Soft plastic recovered from residual waste

The Waste Hierarchy & Resource Recovery in the UK

The waste hierarchy matters more than ever. With recycling rates stalling and new rules being introduced to encourage better management of resources, the UK waste hierarchy remains the underpinning principle that guides the way this country deals with its waste. Here is what’s changing, and how recovery technologies like Energy from Waste, Anaerobic Digestion (AD), and ash aggregates help organisations and local authorities stay compliant while cutting carbon.

Why the waste hierarchy matters in 2025 and 2026?

For a decade, household recycling has flatlined. The new Simpler Recycling rules set a clear line in the sand. Since 31 March 2025, most workplaces in England with 10 or more employees have been required to present dry recyclables (paper/card, plastic, metal and glass), food waste, and residual waste separately. Dry recyclables are usually collected together as Dry Mixed Recycling (DMR), with food waste in a dedicated stream. In most cases, waste collectors will specify exactly how to separate and present the material. Weekly food-waste collections for households are due to follow in 2026. Alongside a simultaneous rise in landfill tax rates, 2025 and 2026 represent a point in time when organisations will be asked to show, not just say, that they have applied the waste hierarchy.
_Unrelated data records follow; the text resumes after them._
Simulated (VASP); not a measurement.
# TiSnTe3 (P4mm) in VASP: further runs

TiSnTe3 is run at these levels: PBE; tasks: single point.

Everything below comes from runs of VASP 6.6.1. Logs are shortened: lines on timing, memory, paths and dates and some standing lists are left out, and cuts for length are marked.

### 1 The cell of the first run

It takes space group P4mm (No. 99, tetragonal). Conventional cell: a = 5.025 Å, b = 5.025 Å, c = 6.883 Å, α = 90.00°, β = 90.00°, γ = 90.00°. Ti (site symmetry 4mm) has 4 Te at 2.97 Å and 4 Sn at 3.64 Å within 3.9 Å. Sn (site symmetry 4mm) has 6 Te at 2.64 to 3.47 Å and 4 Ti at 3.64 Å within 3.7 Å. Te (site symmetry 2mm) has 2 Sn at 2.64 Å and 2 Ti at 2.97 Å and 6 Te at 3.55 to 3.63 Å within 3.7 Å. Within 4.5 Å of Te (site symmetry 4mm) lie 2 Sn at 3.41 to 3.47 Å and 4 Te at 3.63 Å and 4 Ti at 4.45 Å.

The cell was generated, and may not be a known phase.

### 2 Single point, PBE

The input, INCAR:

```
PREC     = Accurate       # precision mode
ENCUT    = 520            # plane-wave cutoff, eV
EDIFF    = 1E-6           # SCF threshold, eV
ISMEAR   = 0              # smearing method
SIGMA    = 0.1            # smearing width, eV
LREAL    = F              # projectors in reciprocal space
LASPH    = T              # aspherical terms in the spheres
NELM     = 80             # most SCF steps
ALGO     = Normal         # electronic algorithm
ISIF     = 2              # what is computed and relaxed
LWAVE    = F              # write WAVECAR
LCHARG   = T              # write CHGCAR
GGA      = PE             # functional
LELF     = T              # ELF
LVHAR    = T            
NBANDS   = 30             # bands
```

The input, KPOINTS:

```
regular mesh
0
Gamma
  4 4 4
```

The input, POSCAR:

What does the waste hierarchy require?

The waste hierarchy is the UK’s legally binding order of preference for managing waste. The five steps are prevent, reuse, recycle, recover, and dispose. In practice, every waste holder must choose the most beneficial option that is available before moving down the pyramid. Every load of non-hazardous waste must be covered by a Waste Transfer Note, which includes a declaration that you have applied the waste hierarchy to your decision.

How resource recovery closes the gap

There are continuing efforts to improve waste prevention, reuse and recycling in the UK, through legislation such as Simpler Recycling, Extended Producer Responsibility (EPR) and the Deposit Return Scheme (DRS). Even if these are fully deployed, the necessary infrastructure is in place, producers adapt and consumer behaviours change sufficiently, they are unlikely to remove residual waste completely. This is where resource recovery helps bridge the gap between recycling goals and daily reality.

  • Anaerobic digestion turns segregated food waste into renewable biogas and a fertiliser digestate that can return to land. For sites rolling out food caddies under Simpler Recycling, AD is often the fastest way to turn a new obligation into measurable carbon savings.
  • Energy from Waste treats non-recyclable residuals. It displaces landfill, generates dependable electricity, and where networks exist it supplies heat. Plants also recover metals from bottom ash and send the mineral fraction for use as construction aggregate. That puts more value back into the economy.
An external view Newhurst energy recovery facility in Leicestershire

A practical checklist for estates and sustainability teams.

For estates and facilities teams, the hierarchy works as a practical checklist.

  1. Prevent: buy for durability, standardise refillables, and audit over-ordering and spoilage.
  2. Reuse: partner with local repair and redistribution schemes, and include take-back clauses in contracts.
  3. Recycle: roll out the new colour codes, label containers clearly, and train teams to reduce contamination.
  4. Recover: send segregated food to AD and direct residuals to EfW sites that export heat or capture CO2.
  5. Dispose: reserve landfill for materials that cannot be prevented, reused, recycled or recovered, and track volumes as a KPI.

Why Encyclis?

Encyclis operates in the recovery phase. Our facilities treat residual waste to produce baseload electricity. We recover metals. We recover aggregates from the ash that remains from the combustion process. This is known as incinerator bottom ash aggregate (IBAA) and it replaces quarried stone in road-building and other civil works. Where district-heating infrastructure is available, we can supply useful heat. And with carbon capture, we can decarbonise the treatment process while actively producing Greenhouse Gas Removals (GGRs).

Our energy recovery operations form a key component of the waste hierarchy and support the transition to circular economy by maximising the utility of resources previously destined for disposal.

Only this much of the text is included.